Currently I'm using this command on Linux:
grep Ban /var/log/fail2ban.log | grep -v 'Restore Ban' | sed 's/\s\s*/ /g' | cut -d" " -f8 | sort | uniq -c | sort -t ' ' -n -b
The log file looks like this:
2019-03-04 07:14:45,778 fail2ban.filter [19052]: INFO [sshd] Found 2*8.1*7.1*9.2*9
2019-03-04 07:14:46,412 fail2ban.actions [19052]: NOTICE [sshd] Ban 2*8.1*7.1*9.2*9
2019-03-04 07:15:04,708 fail2ban.actions [19052]: NOTICE [sshd] Unban 1*9.2*.2*4.1*6
...
The output looks like this:
8 1*2.2*6.1*1.1*5
12 3*.1*.*4.*6
18 1*5.2*8.2*5.4
19 1*2.2*6.1*1.1*4
72 3*.1*6.2*.9*
I already tried it with Get-Content but I don't understand all of the PowerShell syntax.
Your Linux command packs a lot of functionality into a single pipeline.
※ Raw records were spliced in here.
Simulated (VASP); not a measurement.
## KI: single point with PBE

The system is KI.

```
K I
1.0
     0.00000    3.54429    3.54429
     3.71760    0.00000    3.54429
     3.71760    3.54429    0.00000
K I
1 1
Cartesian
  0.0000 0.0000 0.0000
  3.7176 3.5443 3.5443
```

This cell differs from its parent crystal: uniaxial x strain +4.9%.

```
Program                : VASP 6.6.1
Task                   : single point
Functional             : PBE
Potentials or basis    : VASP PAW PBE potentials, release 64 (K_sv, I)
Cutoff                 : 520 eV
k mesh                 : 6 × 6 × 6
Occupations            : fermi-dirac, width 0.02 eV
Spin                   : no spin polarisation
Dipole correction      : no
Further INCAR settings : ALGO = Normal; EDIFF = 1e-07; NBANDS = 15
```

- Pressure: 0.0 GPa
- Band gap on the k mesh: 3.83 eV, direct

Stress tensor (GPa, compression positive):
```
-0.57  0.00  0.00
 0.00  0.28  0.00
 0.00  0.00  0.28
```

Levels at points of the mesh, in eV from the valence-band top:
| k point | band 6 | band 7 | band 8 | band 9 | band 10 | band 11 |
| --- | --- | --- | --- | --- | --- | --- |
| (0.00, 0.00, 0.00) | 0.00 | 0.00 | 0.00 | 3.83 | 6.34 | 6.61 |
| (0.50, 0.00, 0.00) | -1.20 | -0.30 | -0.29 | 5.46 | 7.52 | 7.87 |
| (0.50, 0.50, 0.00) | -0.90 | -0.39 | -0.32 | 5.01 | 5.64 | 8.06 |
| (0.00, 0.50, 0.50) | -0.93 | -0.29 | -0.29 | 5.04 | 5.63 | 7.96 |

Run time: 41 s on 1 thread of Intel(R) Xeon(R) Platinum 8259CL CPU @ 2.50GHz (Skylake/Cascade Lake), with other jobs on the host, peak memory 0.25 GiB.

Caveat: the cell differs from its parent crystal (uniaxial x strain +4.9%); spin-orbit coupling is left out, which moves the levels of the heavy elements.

Your lack of effort to solve the problem yourself notwithstanding, constructing an equivalent PowerShell command is an interesting exercise in contrasting
a Unix-utilities solution with a PowerShell solution:
To set the scene, let me explain what your command does:
grep Ban /var/log/fail2ban.log case-sensitively finds lines that contain the word Ban in file /var/log/fail2ban.log and passes only those on.
grep -v 'Restore Ban' further (case-sensitively) filters out (-v) lines that contain the phrase 'Restore Ban'.
sed 's/\s\s*/ /g' replaces all (g) runs of 1 or more whitespace chars. (\s; in a modern regex dialect you'd use \s+) with a single space ...
... which then allows cut -d" " -f8 to reliably extract the 8th field from each line from the resulting space-separated list (e.g., 2*8.1*7.1*9.2*9).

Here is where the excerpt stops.